As someone who grew up both in Canada and Russia, I have witnessed how children are viewed and treated in two very different societies – both as a child and now as an observant adult. I was 10 years old when I arrived to Canada from Russia, and a change seemed to have happened almost overnight.
The way a society views its children depends on many factors. New ideas, popular opinion, religion and culture all play a role. So does time. For instance, according to Patricia Demers’ From Instruction to Delight: an anthology of children’s literature to 1850, there were few books available specifically for children in England in the 1600s. And those tailored to them existed for the primary purpose of spiritual nourishment. By the end of the 17th century, this changed. Supposedly authors and book publishers realized that children loved stories, and the market began to grow with penny books, fairy tales, medieval romances and fables.
Growing up in Russia, I felt that there were strict rules about being obedient, formal and polite with adults. In school, we had to sit with our backs straight, hands crossed on the desk in front. If you wanted to answer a question in class, you would lift your hand so carefully that your elbow still touched the desk. Anything more vigorous and unruly, and you’d be sent far, far away.
Outside though, kids were virtually free to do whatever they wished in their own time. My brother and I happily roamed the streets of our city, playing with stray dogs and building tree houses. Adult supervision was unnecessary – the Soviet Union era had virtually wiped out crime, except for the political kind.
Half way through our long journey to Canada, our plane landed in Amsterdam, and our father took us aside and said that children in Canada were treated differently in our new country. The adults, he insisted, were less strict. My brother and I were ecstatic to hear this.

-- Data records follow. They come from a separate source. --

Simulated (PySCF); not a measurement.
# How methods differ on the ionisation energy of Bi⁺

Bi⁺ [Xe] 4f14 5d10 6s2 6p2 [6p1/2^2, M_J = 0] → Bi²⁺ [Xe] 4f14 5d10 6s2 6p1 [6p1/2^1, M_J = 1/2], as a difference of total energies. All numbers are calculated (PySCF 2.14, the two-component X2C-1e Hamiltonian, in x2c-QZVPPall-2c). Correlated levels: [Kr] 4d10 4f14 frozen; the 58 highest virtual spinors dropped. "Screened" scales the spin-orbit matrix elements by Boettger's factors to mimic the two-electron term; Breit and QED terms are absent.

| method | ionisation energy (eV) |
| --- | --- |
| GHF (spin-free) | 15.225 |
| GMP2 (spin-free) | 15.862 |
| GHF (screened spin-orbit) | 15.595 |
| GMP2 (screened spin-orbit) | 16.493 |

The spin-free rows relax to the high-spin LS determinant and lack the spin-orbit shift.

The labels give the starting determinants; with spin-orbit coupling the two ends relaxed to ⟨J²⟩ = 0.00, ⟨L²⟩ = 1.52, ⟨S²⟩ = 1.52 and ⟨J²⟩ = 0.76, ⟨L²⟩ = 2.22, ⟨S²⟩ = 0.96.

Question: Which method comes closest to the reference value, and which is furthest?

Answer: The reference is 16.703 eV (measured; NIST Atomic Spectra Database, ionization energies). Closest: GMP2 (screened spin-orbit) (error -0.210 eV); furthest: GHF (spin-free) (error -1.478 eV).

In two weeks, we were enrolled in an elementary school in quiet Burnaby, B.C. and quickly set about proving our dad’s theory correct. The first rules of politeness and obedience to be sacrificed were asking the teacher for permission to go to the bathroom or for a break. Why ask when you can just leave the class and wander the empty playground? Play in the mud. It was often muddy because it rained a lot here compared to Russia.
Not understanding the language also helped because, although I swear my teacher was upset with me, she kept smiling and saying something calm and reassuring. She never once raised her voice or threatened to hit me with a ruler for skipping class. Lesson unlearned.
In a total reversal from my experience in Russia, although the adults were less strict, kids enjoyed fewer freedoms in society. Suddenly, we couldn’t just do whatever we wanted to outside. We could sit on the floor at school, socialize with other kids during class activities and raise our hands as high as we wanted to, but we couldn’t walk to school by ourselves anymore or wander at night. The level of adult supervision in Vancouver surprised us.
Author Warwick Cairns has been quoted as saying that, in terms of probability, you’d have to leave a child outside for 750,000 years for them to be abducted by a stranger in North America.
Instead of telling an eight- and a nine-year-old to get some fresh air outside, the adults felt obligated to tag along to the park. We saw no ten-year-olds biking on the street without their parents. People looked at you funny if you were under the age of 12 and decided to go the store or on the bus alone. I suppose all those things can be unsafe. But still, we were surprised. The attention was nice though, funny as it was.
Teachers in Vancouver are unlike anything I’ve experienced before. They look at you and listen, and many seem to really care about you. Other adults, too, seem less stressed out. They greet you on the street, especially if one of you has a small dog or a child and you’re in a slightly quieter part of town.
I was walking with my grandmother to the store once, and a perfect stranger said hello and asked us how we were doing. He smiled and there was a friendly twinkle in his eyes. My grandmother stopped and stared at him in rising panic.
“What did he want from us?” she asked me in Russian.
“We’re fine, thanks!” I was quick to exclaim to him.
Interacting with nice, super caring adults, I had quickly learned to be polite, again.